Six Republicans in Nevada charged in fake elector scheme to overturn Trump’s loss
A grand jury in Nevada has voted to indict six Republicans, including the party’s state chair, after they falsely pledged the state’s electoral votes to Donald Trump in the 2020 presidential election.
Nevada’s Democratic Attorney General Aaron Ford announced felony charges on Wednesday, marking another round of state-level criminal charges against participants of a so-called “fake elector” plot that sought to overturn Joe Biden’s victory, a scheme central to federal and state charges against the former president.
“When the efforts to undermine faith in our democracy began after the 2020 election, I made it clear that I would do everything in my power to defend the institutions of our nation and our state,” Mr Ford said in a statement.

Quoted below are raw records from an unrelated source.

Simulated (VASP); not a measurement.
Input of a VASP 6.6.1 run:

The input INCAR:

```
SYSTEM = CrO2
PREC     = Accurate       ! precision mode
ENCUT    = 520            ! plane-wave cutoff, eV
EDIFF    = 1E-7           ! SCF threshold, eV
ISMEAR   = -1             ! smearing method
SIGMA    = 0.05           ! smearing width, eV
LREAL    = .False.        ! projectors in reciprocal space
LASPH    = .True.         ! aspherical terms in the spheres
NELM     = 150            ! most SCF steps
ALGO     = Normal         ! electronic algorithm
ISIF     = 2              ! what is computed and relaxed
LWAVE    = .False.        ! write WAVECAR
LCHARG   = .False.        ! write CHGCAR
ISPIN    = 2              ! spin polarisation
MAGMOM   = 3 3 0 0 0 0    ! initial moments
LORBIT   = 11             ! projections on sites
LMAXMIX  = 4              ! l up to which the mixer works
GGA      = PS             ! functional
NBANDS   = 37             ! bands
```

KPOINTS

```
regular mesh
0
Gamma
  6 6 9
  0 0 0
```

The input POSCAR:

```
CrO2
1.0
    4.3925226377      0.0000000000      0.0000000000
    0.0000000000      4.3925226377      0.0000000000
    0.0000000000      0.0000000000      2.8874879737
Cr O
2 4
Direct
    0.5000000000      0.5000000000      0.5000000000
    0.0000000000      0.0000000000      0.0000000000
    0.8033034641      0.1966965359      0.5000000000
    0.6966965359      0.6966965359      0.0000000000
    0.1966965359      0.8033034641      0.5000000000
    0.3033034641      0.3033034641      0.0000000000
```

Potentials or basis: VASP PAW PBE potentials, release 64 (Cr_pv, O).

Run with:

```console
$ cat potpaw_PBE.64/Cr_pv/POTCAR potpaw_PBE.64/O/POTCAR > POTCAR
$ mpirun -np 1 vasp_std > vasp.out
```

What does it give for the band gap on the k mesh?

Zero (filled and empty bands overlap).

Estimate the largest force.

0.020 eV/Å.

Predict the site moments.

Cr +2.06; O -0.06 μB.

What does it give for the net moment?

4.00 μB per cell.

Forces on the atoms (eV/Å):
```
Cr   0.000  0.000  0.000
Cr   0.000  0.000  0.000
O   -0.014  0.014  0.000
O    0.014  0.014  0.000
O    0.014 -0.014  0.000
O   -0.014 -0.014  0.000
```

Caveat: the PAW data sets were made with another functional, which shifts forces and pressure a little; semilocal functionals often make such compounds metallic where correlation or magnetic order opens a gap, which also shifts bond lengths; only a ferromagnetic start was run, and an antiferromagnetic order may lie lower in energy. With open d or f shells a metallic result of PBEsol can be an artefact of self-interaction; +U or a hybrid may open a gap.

“We cannot allow attacks on democracy to go unchallenged,” he added. “Today’s indictments are the product of a long and thorough investigation, and as we pursue this prosecution, I am confident that our judicial system will see justice done.”
Nevada’s sitting GOP chair Michael McDonald, Clark County chair Jesse Law, state party vice chair Jim Hindle III, Jim DeGraffenreid, Shawn Meehan and Eileen Rice each face charges of offering a false instrument for filing and uttering a forged instrument by submitting fraudulent documents to state and federal officials.
Convictions on those charges could include a maximum of four and five years in prison and a minimum of one year in prison.
They each signed off on false Electoral College votes for Mr Trump in December 2020 despite his loss, according to findings from US Department of Justice special counsel Jack Smith, the House select committee investigating the events surrounding January 6, and now the office of Nevada’s attorney general.
They were among members of a so-called “alternate elector” plan put in motion by Mr Trump’s allies in states that he lost. At least five states have since launched criminal investigations into their subversion, and prosecutors in two states – Georgia and Michigan – have filed criminal charges against participants.
Kenneth Chesebro, among the architects of the multi-state scheme, was initially charged in a sweeping indictment targeting Mr Trump and 17 other co-defendants allegedly involved with a “criminal enterprise” in Georgia to overturn that state’s results.
Chesebro, who wrote a series of memos explaining how those electors could advance in several states, later pleaded guilty as part of a deal with Fulton County prosecutors that reduced the charges against him.
He agreed to meet with investigators in Nevada in an apparent effort to avoid prosecution in the state.
The US Supreme Court’s conservative supermajority dismissed the legitimacy of the “alternate elector” plan earlier this year.